Act 3. The republics are now in hydraulic guardianship. The Minsk envoy of both Russian-backed statelets insists on ecological inspection of mines in the Kyiv-controlled Donbas area. The language has escalated from “demands” to “insists.” Each repetition is a ratchet. I am just choosing at random, but there are hundreds of these, day after day.
The Wound and the Bandage as a Single Gesture
What is happening here? Russia is weaponising Dumézil’s third function. Water, pensions, mines, gas, grain, the fertility of the land are being moved onto the propaganda stage, and Russia is auditioning for the role of the provider. Not just the warrior — these were the daily briefings, the shelling count I talked about two weeks ago. Not just the sovereign — the people’s, the folk’s republic liturgy, where they talk about establishing courts and banks. But the father of the land, the hydraulic monarch who ensures the harvest.
What did Donald do in California? He ordered them to release billions of gallons of water, which then caused havoc, not only because they should not have been released then, but also because farmers could not — the water was not available when they needed it this season. This is, again, Donald using the same old tricks.

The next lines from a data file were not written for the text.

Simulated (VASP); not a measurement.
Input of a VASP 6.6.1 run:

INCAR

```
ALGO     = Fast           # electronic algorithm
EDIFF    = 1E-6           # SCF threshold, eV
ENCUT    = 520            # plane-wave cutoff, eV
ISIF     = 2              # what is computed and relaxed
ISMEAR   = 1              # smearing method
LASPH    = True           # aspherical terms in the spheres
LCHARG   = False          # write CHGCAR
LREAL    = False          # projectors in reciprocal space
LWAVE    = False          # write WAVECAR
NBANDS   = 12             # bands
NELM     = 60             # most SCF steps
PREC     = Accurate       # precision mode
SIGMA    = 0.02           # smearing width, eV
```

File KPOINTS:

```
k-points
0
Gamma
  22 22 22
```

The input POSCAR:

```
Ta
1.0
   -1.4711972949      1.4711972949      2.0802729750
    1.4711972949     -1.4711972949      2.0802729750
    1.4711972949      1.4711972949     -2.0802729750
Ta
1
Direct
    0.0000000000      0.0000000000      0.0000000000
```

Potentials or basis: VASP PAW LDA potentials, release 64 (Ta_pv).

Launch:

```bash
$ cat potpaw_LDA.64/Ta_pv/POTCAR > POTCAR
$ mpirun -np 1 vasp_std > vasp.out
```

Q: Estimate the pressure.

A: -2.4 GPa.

This is classical Indo-European propaganda. The Vedic king was responsible for the monsoon. The Roman emperor was responsible for the grain ships from Egypt. This is, again, the Disinfolkloric element of what the Russian-mafia-run government of Israel is now participating in: this Russian mafia installation of these same archetypal stories. It is really horrific to see the grain — this whole grain thing — but it is the same tale. It is the same story. The Tsar was father because he stood between his people and the famine. Russia in 2015, 2017 is writing itself into this oldest script. It creates the problem, then it offers itself as the merciful sovereign. This is, again, what Donald does. It is the same game, the same trick, day after day.
Every European expert who inspects LFR pipelines is a certificate of hydraulic legitimacy. Every demand to inspect Ukrainian mines is a bid for fatherly custody of the river. Meanwhile — this is the dark cemetery — in 2014, Russia blew up the water pipeline at Petrovske with its own artillery. In 2015, it shelled the Donets River filter station 13 times. This is the place I spent a lot of time in, trying to sort out the aftermath of these shellings. After February 2022, it occupied the Kakhovka dam, as we all know, and destroyed it, flooding a whole province, killing billions of sentient beings — but archetyping itself as the father in this.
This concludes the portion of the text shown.